Re: [RFC 0/6] Non perf based Gen Graphics OA unit driver

Peter Zijlstra <peterz@xxxxxxxxxxxxx> · Fri, 16 Oct 2015 11:43:06 +0200

On Tue, Sep 29, 2015 at 03:39:03PM +0100, Robert Bragg wrote:
> - We're bridging two complex architectures
> 
>     To review this work I think it will be relevant to have a good
>     general familiarity with Gen graphics (e.g. thinking about the OA
>     unit's interaction with the command streamer and execlist
>     scheduling) as well as our userspace architecture and how we're
>     consuming OA data within Mesa to implement the
>     INTEL_performance_query extension.
>
>     On the flip side here, its necessary to understand the perf
>     userspace interface (for most this is hidden by tools so the details
>     aren't common knowledge) as well as the internal design, considering
>     that the PMU we're looking at seems to break several current design
>     assumptions. I can only claim a limited familiarity with perf's
>     design, just as a result of this work.

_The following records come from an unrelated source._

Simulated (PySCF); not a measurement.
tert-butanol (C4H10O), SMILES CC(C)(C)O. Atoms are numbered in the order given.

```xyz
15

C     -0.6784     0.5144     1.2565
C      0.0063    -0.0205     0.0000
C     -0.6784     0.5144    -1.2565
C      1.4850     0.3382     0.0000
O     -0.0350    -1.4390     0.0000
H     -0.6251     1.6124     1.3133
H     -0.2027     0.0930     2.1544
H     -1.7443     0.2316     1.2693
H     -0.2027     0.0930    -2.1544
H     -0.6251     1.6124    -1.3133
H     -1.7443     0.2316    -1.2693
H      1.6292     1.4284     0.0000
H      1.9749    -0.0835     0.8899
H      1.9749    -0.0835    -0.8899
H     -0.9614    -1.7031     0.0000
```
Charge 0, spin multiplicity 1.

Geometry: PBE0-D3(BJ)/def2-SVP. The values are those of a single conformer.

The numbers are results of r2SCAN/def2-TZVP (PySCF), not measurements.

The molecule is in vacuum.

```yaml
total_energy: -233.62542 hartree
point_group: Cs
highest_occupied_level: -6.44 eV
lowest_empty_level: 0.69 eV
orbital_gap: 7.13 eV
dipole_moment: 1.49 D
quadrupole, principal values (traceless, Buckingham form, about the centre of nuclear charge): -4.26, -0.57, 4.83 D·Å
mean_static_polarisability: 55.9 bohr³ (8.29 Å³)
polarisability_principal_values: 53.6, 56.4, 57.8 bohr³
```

Right; but a little effort and patience on both sides should get us
there I think. At worst we'll both learn something new ;-)

> - The current OA PMU driver breaks some significant design assumptions.
> 
>     Existing perf pmus are used for profiling work on a cpu and we're
>     introducing the idea of _IS_DEVICE pmus with different security
>     implications, the need to fake cpu-related data (such as user/kernel
>     registers) to fit with perf's current design, and adding _DEVICE
>     records as a way to forward device-specific status records.

There are more devices with counters on than GPUs, so I think it might
make sense to look at extending perf to better deal with this.

>     The OA unit writes reports of counters into a circular buffer,
>     without involvement from the CPU, making our PMU driver the first of
>     a kind.

Agreed, this is somewhat 'odd' from where we are today.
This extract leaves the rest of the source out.